A Landmark Anniversary: AMSET Celebrates 75 Years

While digging through the archives at the Art Museum of Southeast Texas (AMSET), Curator of Exhibitions Caitlin Clay discovered a picture of herself from when she was just two years old. At the time, her parents had taken her to one of the museum’s popular Free Family Arts Days, a program she now facilitates herself. “I’m from Beaumont. This is like my hometown museum,” Clay says, explaining that she’s just one of many who have grown up with AMSET and gone on to support it throughout its 75 years.

As a celebration of that landmark anniversary, Clay is curating a pair of shows chronicling AMSET’s history. The shows will not only illustrate the impact the museum has had on Southeast Texas artists, but its longstanding place as a pillar of the local community.

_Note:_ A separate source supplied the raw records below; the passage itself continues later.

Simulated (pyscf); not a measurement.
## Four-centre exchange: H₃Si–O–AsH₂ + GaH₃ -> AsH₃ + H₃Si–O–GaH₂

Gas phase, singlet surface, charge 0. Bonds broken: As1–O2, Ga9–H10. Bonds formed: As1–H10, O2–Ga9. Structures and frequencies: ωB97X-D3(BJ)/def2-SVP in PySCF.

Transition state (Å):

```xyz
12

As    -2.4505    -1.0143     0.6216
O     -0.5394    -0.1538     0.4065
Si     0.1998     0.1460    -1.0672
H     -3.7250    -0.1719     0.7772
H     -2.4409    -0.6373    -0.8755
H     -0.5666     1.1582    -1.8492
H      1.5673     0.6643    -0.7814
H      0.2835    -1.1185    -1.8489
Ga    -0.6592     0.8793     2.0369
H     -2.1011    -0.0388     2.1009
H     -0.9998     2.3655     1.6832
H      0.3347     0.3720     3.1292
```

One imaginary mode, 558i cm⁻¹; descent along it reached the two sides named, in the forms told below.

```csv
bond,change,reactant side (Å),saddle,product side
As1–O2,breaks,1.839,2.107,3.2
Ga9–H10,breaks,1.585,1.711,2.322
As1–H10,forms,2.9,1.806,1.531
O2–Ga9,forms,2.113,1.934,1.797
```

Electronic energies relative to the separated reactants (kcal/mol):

The first of the 75th anniversary shows, The Legacy of Collecting: Beaumont Art Museum starts with AMSET’s formation in 1950 as the Beaumont Art Museum. It chronicles the museum’s development across those early decades intertwined with the Beaumont Art League through 1987 when it moved to its current space and became AMSET. The exhibition will run Oct. 4, 2025-Jan. 4, 2026.

Clay says the anniversary shows will include artwork alongside educational panels filled with information she has gathered from the museum’s various scrapbooks and historical records. They will also discuss some of the prominent artists who have exhibited at AMSET, like John Alexander, Keith Carter and Paul Manes.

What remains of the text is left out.